This message was edited May 9, 2013 10:01 PM
Thank you for the response. Since I didn't make an attempt to remove the shell, I thought I needed to breach it some way. From what you say, maybe I didn't need to do anything.
Hope it doesn't take a year.
Most of them I have sown in the ground took 6 months or less to sprout. The only one that took a year was one I put in a large plastic pot.
I collected some Bismarkia seeds from under a tree that produces prolifically. The ground underneath has lots of seedlings but they get mown regularly. I potted them up without any treatment but 6 months later there's still no sign of emerging life. I suspect I might have picked up dead seed (I have the same luck with Lotto numbers, LOL). I already have a few small Bismarkias but thought it would be interesting to get some up from seed.

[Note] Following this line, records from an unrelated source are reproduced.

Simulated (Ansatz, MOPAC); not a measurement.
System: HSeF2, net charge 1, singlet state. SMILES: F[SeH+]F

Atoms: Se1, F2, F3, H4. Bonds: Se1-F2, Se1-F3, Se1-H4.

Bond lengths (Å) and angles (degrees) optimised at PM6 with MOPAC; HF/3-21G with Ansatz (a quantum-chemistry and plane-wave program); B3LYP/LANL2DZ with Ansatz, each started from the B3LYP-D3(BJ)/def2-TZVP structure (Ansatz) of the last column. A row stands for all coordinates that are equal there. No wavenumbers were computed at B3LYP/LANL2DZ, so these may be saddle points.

I have a young Wodyetia which has started producing seed. Seedlings have been coming up under the parent tree but I've been digging them up and giving them away. So they seem to germinate easily without treatment as well.
One of your Bismarckia problems is Bismarckias come in two sexes, and without a male around, seed will always be sterile.
OK people. When I developed this interest in growing from seed, this Spring, I was 75 years old. I am now becoming convinced that for Palms germination may take a very long time. And then I find that some Palms are very slow growing---a year here, and a year there, is much different than when I was forty.
Anyhow, I have sown 10 Christmas Palm seeds, around the 22nd of March. I have 3 sprouts, the largest is just under 3 1/2". They are in my little tabletop greenhouse, on a heat pad, with a fluorescent light. For me, this is encouraging.
Back to the Foxtail & Bismarck---- I can't imagine a seedling pushing its way through that shell, nor the time it would take to break it down. So, there must be an area on the seed that can be breached by the seedling. Looking at the Bismarck, the suspect area would be that end that has the strand-like, fibrous end (the seed stem end?)
With that in mind, are ovoid shaped seeds planted on the long axis, the side, rather than an end? Seems to me that would be their natural orientation when hitting the ground.
orientation does not seem to be a big deal with palm seeds... no matter what position they are in, the new growth radicle grows downward and roots
There's a lot of variability with palm seeds. I've got a lot going at the moment. One lot started September last year with still no sign of life.
Another species I got 2 seeds germinating in 2 weeks and now the seedlings are about 50 - 60 millimetres tall after just over a month. The rest of that species aren't showing any signs of life.
Two other species have had 2 seeds each put out radicles but nothing above ground yet after about a month. Of the rest 2 more have only just started putting out a radicle, the others showing no sign of life.
And another species had 3 germinate within 3 weeks, two of those have 40 - 50 millimetre shoots above ground whislt the third has only the radicle.
Another 7 or so species haven't shown any sign of anything.
It doesn't pay to take anything for granted with palms, nor to be in a hurry.
These beans certainly are cautious and deliberate about their business of growing a tree. They are not on a human schedule.
I guess your germinating procedure allows you to see the radicle. Mine are not loose in a medium. Since I am not experienced, I put them in a 'pot' to germinate. The thought being that I don't have to handle them again to 'plant' them. I'm using plastic bottles (soda, milk, bottled water) with a cap, to maintain moisture. When I want to, I can cut off the bottom, add a mating bottle bottom, with more medium, to extend the rooting length. Same for the top. And if I live long enough, I can slice the bottle down its length, when it becomes time to put them in a permanent pot. They will always be potted.
I'm sure this is not conventional, but in my ignorance, it seems the safer way to go.
My germinating greenhouses, besides the commercial tabletop, are plastic food containers, with as much height as I can find, and a top. Actually, since I germinate in a bottle, with cap, each bottle is a greenhouse, just needing heat.
Well, one of the Bismarkias (nob.) is doing something. about a month & 1/2 ago, I noticed smaller brownish roots circling around the bottom of the 'pot'. A month ago I saw much larger,
whitish roots. Today I was able to see the largest of this size root (radicle?) running down from the seed.
The question: How long does it take, from this point, before the seed decides that something should be growing out of the top?
Interestingly enough I had a lot of Bismarkia seed in pots. They had taken so long that I finally gave up and just left them out in the garden. The other week I noticed there was a 100mm shoot coming up out of one of the pots, nothing out of the others. That was after about 14 months, but I don't know when germination actually commenced.